He looked at me for a moment, a sparkle crossing his gray eyes. “What do you do with wood?” he queried.
“I use small pieces. Make assemblages, wall-hangings, wands. It’s easier to take you over to my studio, show you, than to explain.” He fell into step with me as I headed across the parking lot.
“Don’t normally do this, ask for money,” he explained. “But doctors don’t see you without it. Went to high school here. Should have graduated in 71, but I tried to kill my father so he’d stop abusing me. They threw me out, and I went off to Nam. Never needed a diploma anyway.”
We passed a montage of student graduation photos from the early 70’s. “I knew all those folk!” he nodded at them.
We entered my wood-strewn studio. I gestured to my completed pieces. “See. This is what I do.”
He picked up a branch of paloverde I had mounted into a base of papier mache. “Mmmmm, not bad.”
“See, I use little pieces of wood.”
“I see. I see this all the time out where I live. Like what you do.”
I showed him several incompleted projects. He held the wood gently, turned it around in his large, calloused hands. “Maybe we could work something out? If I brought you wood like this, could you use it? Maybe buy it. Not too much money, we could work that out. Name’s Don. I camp out in the desert. Cherry. Thousand Trails. Campsites that’ve been destroyed. I go in, clean ‘em up a bit. Stay for awhile. Lived all up and down this mountain.”
“Sure,” I replied. “Let me give you my card. Bring me what you find. I can use it.”
I accompanied him back to his truck. “Hey. I have a couple of pieces in here you might use.” He fished through all his stuff, pulled two small pieces out from under everything. Exquisite grain, complicated bumps and turns.. I took one into my hand.
“See here?” I commented. “This could be a chick with the right base on it. Thanks.”
Don took off. I trotted back to my studio with my two new pieces. Within an hour both were attached to other pieces of wood with papier mache.
My phone buzzed this morning. “This is Don. I gotta whole load of wood you might like. Mind if I bring it over?”
An hour later he arrived, smaller pieces of wood tied to his truck. “Here. I can take this out, see what you like. I am so excited to share this with you.”
He arranged about 50 smaller pieces of wood on the pavement around his truck. Some were too big. Most were the same quality as the pieces he brought the day before. Rusty wire stood over to one side.

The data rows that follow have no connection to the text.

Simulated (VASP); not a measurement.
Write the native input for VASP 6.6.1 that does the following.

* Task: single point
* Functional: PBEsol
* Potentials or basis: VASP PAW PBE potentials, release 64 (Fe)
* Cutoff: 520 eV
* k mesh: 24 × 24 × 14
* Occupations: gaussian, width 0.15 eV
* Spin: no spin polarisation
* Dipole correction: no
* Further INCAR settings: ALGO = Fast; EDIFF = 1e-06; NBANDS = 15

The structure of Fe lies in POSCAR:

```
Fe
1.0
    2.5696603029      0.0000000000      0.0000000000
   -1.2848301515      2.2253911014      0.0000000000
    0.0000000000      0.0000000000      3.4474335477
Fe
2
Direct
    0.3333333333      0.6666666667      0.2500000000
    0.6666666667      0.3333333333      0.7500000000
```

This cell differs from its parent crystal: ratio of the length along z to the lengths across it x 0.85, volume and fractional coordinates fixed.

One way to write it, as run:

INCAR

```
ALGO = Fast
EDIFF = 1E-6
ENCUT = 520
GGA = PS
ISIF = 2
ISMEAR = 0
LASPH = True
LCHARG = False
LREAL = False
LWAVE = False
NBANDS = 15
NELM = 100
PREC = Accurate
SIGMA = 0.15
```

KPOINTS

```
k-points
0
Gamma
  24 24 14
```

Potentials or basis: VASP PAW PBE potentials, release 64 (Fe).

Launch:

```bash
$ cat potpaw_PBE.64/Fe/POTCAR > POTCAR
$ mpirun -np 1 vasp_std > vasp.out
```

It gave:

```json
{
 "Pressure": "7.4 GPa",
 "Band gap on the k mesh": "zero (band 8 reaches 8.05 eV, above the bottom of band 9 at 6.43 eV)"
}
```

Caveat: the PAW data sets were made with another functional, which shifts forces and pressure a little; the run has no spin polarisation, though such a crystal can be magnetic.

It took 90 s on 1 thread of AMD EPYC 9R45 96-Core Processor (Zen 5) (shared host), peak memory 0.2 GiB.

“See. This looks like a monster, doesn’t it?. And look at this alligator. This one is a bit long, but loo, if I break it you’ll have four pieces.”
I began to pick up the wood. Don told me of how he found it in a pile. “I burned the stuff that wasn’t good enough. Plenty more where that comes from.” He showed me how some pieces could be fashioned into wood planters. Others were good for candles. His scabbed fingers traced th indentations where he saw melted wax being poured in.
“Take jes' what you want. I’ll burn the rest. No problem.”
“I love going through people’s garbage,” he told me several times. My favorite trick is to go up to someone unsuspecting, ask ‘em if I can look in there. I come back with a necklace, something real nice. They ask where I found the stuff and i tell ‘em in their garbage. I believe in recycling!”
It took us three trips to carry the new wood up to my studio. My wood-pile room filled up with his lacy contributions. I showed him the now-mounted pieces he had given me on Saturday. He approved.
“These need stands.”
He pulled out the wire he had brought. “See this?” He twisted it a bit and placed the chick into it. It stood three inches above the table. “There.” I showed him a piece I intended to hand with chain to make a mobile.”
“Where’d you get that chain? Looks shiny. No good. I will make you chain out of rusty fork tines.”
As we walked past the bulletin board Don noticed a flyer advertising an art show, Made in Jerome, to be held in May. “You ’n me. We can go there.”
We talked about his coming back. “I can pay you something by the hour,” I offered.
“Like a penny or two, that’s all I need. I jes' need to keep busy. Don’t need to get rich. You got my number on your phone now. You call me.”
“What about Friday?” I asked. “I insist on at least paying your gas to come up here.”
“How early?” he replied. “I get up ‘bout four. Gotta see the sun rise. Can’t miss it.”
“Let’s make it ten. I need to walk my dogs first.”
“See ya’ then.”
As he left I fumbled for my phone. I wanted to save his number. I accidentally erased it as I pushed buttons. I looked out my window at the street below. His dented white pick-up truck passed as he descended the mountain.
I look forward to Friday. He promised to help me dowel my Degas dancer whose arm broke. He said he’ll show me how to fashion bases for my pieces from old bedsprings, make chains from rusty silverware, design stands for mobiles from manzanita branches. “All I want to do is keep busy,” he assured me.
And if he doesn’t return. If I cannot reach him because I accidentally erased his number, I still met an angel. A desert-dwelling angel!
"With all the beauty surrounding me here above the Verde Valley, how could I not create more beauty?"